A woman in a fur coat checks new arrivals at a store in Haining, Zhejiang province. China's fur exports dropped 15.7 percent in the first nine months to $2.47 billion.(FENG HAIJUN/FOR CHINA DAILY)
Fur production, export and consumption are languishing this year, with growth rates dropping significantly from last year, according to the latest industry figures.
Huang Yanjie, director of the fur committee of the China Leather Organization, said the sector has grown at its slowest pace in the last three years, despite China being the world's largest fur exporter, producer and buyer.
Last year, revenue of 547 fur manufacturing enterprises, that each has revenue of more than 20 million yuan ($3.13 million), rose 11.39 percent to 86.48 billion yuan from a year ago, with growth rate down 5.9 percentage points, said Huang.
During the first nine months of this year, the revenue of these fur manufacturing companies grew by just 5 percent to 65.94 billion yuan compared with the same period in 2014.
Huang said raw material costs have been fluctuating sharply and many firms suffered as they purchased pelts at higher prices during the first six months of the year. Finished product prices, however, fell during the same period.
The cold spell this winter "is good news for the industry", said Huang.

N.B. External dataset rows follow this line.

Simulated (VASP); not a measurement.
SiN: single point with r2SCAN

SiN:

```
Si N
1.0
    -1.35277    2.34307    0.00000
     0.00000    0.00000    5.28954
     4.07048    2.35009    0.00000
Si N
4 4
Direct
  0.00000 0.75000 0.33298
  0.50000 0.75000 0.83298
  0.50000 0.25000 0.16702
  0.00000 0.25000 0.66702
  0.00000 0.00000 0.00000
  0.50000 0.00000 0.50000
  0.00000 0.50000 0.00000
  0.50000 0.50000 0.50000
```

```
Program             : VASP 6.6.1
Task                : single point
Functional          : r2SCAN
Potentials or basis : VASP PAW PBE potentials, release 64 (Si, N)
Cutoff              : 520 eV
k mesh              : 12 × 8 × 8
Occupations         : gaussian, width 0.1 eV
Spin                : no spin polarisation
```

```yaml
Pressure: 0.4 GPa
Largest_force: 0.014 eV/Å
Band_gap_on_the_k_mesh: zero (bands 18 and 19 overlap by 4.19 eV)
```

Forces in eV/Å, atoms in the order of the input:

"But that is not enough for the industry to come out of the woods as most of the firms are reeling from poor sales and lower demand due to a slowing economy."
Exports this year have also been in the doldrums. Fur and fur product exports (excluding raw materials) from China in the first nine months dropped 15.7 percent to $2.47 billion.
Zhong Ding Tai Feng Trade Co Ltd, a manufacturer and exporter of women's coats based in Beijing, has reduced the amount of fur it uses in the items it exports so as to make them more affordable for markets in Russia and other Eastern European countries, according to Tu Xiusheng, its general manager.
Spark Fang, communications manager at Saga Furs Oyj China, a leading fur company, said China has overtaken Russia as the world's largest fur market. That, however, is in sharp contrast to the situation in the domestic market, where consumption has stagnated after several years of double-digit growth.
Fang said the slowdown has forced many companies in the sector to consider consolidation moves to stay afloat. Some are even considering complete reorganization, he said.
"Due to the slowing economy, people are not that keen on spending more on luxury products such as fur coats," he said.
That said, Fang remains confident on the long-term prospects. Raw material supplies are expected to reach reasonable levels by 2017, even as demand is picking up in affluent cities and areas of the country. He cites the example of Chongqing and said that the city has a climate that is suitable for wearing light furs in winter.
Chinese fur producers have also been keeping abreast with the changing customer preferences. They are fast catching up global fashion trends and even developing personalized designs.